Layer derived KPIs with careful numerator/denominator logic
Derived KPIs are ratios or combinations of base measures. The safest approach is: (1) compute each base measure in its own subquery at the correct grain, (2) join those aggregated results on the shared keys (like date), (3) compute the KPI using explicit numerator/denominator logic, including handling divide-by-zero.
AOV (Average Order Value): total revenue / total orders
AOV is a classic example where AVG can be misleading if you’re not at the order grain. The robust definition is:
- Numerator: total revenue in the period
- Denominator: number of orders in the same period
WITH revenue_by_day AS ( SELECT CAST(paid_at AS DATE) AS dt, SUM(amount) AS revenue FROM payments WHERE status = 'captured' GROUP BY 1 ), orders_by_day AS ( SELECT CAST(created_at AS DATE) AS dt, COUNT(*) AS orders FROM orders WHERE status = 'completed' GROUP BY 1 ) SELECT o.dt, o.orders, COALESCE(r.revenue, 0) AS revenue, CASE WHEN o.orders = 0 THEN NULL ELSE COALESCE(r.revenue, 0) * 1.0 / o.orders END AS aov FROM orders_by_day o LEFT JOIN revenue_by_day r ON r.dt = o.dt ORDER BY 1;Why not AVG(order_total)? It can be fine if you have a reliable order_total column and exactly one row per order, but it becomes fragile if order totals are computed via joins to items, discounts, shipping lines, refunds, etc. The “sum divided by count” approach makes the numerator and denominator explicit and easier to validate.
Conversion rate: orders / sessions (or purchasers / visitors)
Conversion rate depends on your definition of “opportunity” (sessions, visitors, product views) and your definition of “conversion” (orders, paid orders, first purchase). The key is aligning the time window and grain for numerator and denominator.
- Numerator: orders (or purchasers) in the period
- Denominator: sessions (or visitors) in the same period
WITH sessions_by_day AS ( SELECT CAST(event_time AS DATE) AS dt, COUNT(DISTINCT session_id) AS sessions FROM events WHERE event_name = 'session_start' GROUP BY 1 ), orders_by_day AS ( SELECT CAST(created_at AS DATE) AS dt, COUNT(*) AS orders FROM orders WHERE status = 'completed' GROUP BY 1 ) SELECT s.dt, s.sessions, COALESCE(o.orders, 0) AS orders, CASE WHEN s.sessions = 0 THEN NULL ELSE COALESCE(o.orders, 0) * 1.0 / s.sessions END AS conversion_rate FROM sessions_by_day s LEFT JOIN orders_by_day o ON o.dt = s.dt ORDER BY 1;If you instead join events directly to orders at the row level, you can easily multiply orders by the number of events per session/user. Aggregating first prevents that.

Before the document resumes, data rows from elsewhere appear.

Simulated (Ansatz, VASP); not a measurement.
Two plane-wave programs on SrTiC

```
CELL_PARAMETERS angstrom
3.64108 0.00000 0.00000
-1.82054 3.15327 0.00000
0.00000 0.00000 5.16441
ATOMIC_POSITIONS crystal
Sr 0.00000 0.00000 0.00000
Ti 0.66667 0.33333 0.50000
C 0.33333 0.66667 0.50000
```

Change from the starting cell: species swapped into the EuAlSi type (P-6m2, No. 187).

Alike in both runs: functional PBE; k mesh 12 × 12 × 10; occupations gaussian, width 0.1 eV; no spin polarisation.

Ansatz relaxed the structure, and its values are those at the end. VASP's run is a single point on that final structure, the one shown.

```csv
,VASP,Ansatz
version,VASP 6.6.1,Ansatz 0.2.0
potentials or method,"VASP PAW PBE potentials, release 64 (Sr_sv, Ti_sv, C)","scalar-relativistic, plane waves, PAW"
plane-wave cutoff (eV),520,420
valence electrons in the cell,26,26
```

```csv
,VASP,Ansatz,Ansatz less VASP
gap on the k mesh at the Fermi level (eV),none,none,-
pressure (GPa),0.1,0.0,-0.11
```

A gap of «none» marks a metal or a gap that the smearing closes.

ARPU / Revenue per active user: revenue / active users
This KPI is sensitive to definitions. “Active users” must be defined consistently (which events count, and whether bots/internal users are excluded). Then compute:
- Numerator: revenue in the period
- Denominator: distinct active users in the same period
WITH revenue_by_day AS ( SELECT CAST(paid_at AS DATE) AS dt, SUM(amount) AS revenue FROM payments WHERE status = 'captured' GROUP BY 1 ), active_users_by_day AS ( SELECT CAST(event_time AS DATE) AS dt, COUNT(DISTINCT user_id) AS active_users FROM events WHERE event_name IN ('session_start', 'login') GROUP BY 1 ) SELECT a.dt, a.active_users, COALESCE(r.revenue, 0) AS revenue, CASE WHEN a.active_users = 0 THEN NULL ELSE COALESCE(r.revenue, 0) * 1.0 / a.active_users END AS revenue_per_active_user FROM active_users_by_day a LEFT JOIN revenue_by_day r ON r.dt = a.dt ORDER BY 1;Using MIN/MAX to QA KPI components
When a KPI looks wrong, inspect the ranges of its components. For example, if conversion rate spikes to 200%, either sessions are undercounted, orders are duplicated, or the time alignment is inconsistent.
-- QA: find days with extreme values to investigate. WITH sessions_by_day AS ( SELECT CAST(event_time AS DATE) AS dt, COUNT(DISTINCT session_id) AS sessions FROM events WHERE event_name = 'session_start' GROUP BY 1 ), orders_by_day AS ( SELECT CAST(created_at AS DATE) AS dt, COUNT(*) AS orders FROM orders WHERE status = 'completed' GROUP BY 1 ), kpi AS ( SELECT s.dt, s.sessions, COALESCE(o.orders, 0) AS orders, CASE WHEN s.sessions = 0 THEN NULL ELSE COALESCE(o.orders, 0) * 1.0 / s.sessions END AS conversion_rate FROM sessions_by_day s LEFT JOIN orders_by_day o ON o.dt = s.dt ) SELECT MIN(conversion_rate) AS min_cr, MAX(conversion_rate) AS max_cr, MIN(sessions) AS min_sessions, MAX(sessions) AS max_sessions, MIN(orders) AS min_orders, MAX(orders) AS max_orders FROM kpi;Practical patterns to keep KPIs correct
Pattern 1: “Aggregate then join” to avoid duplicated sums
If you need multiple facts (payments, orders, sessions, users), aggregate each to the reporting grain first, then join those small result sets. This prevents row multiplication from inflating SUM and makes QA easier.
Pattern 2: Be explicit about KPI definitions and filters
Two queries can both be “correct SQL” but represent different business definitions. Make filters explicit in the base measure CTEs (e.g., paid vs authorized payments; completed vs created orders; which events define activity). Keep numerator and denominator definitions close to the KPI calculation so reviewers can validate logic quickly.
Pattern 3: Use DISTINCT intentionally, not as a patch
- Use
COUNT(DISTINCT ...)when the table grain is more detailed than the entity you need to count. - Avoid using
DISTINCTto compensate for join duplication when also summing money; fix the join or aggregate before joining. - If you must use
DISTINCT, validate both counts and sums against a no-join baseline to ensure you didn’t mask a problem.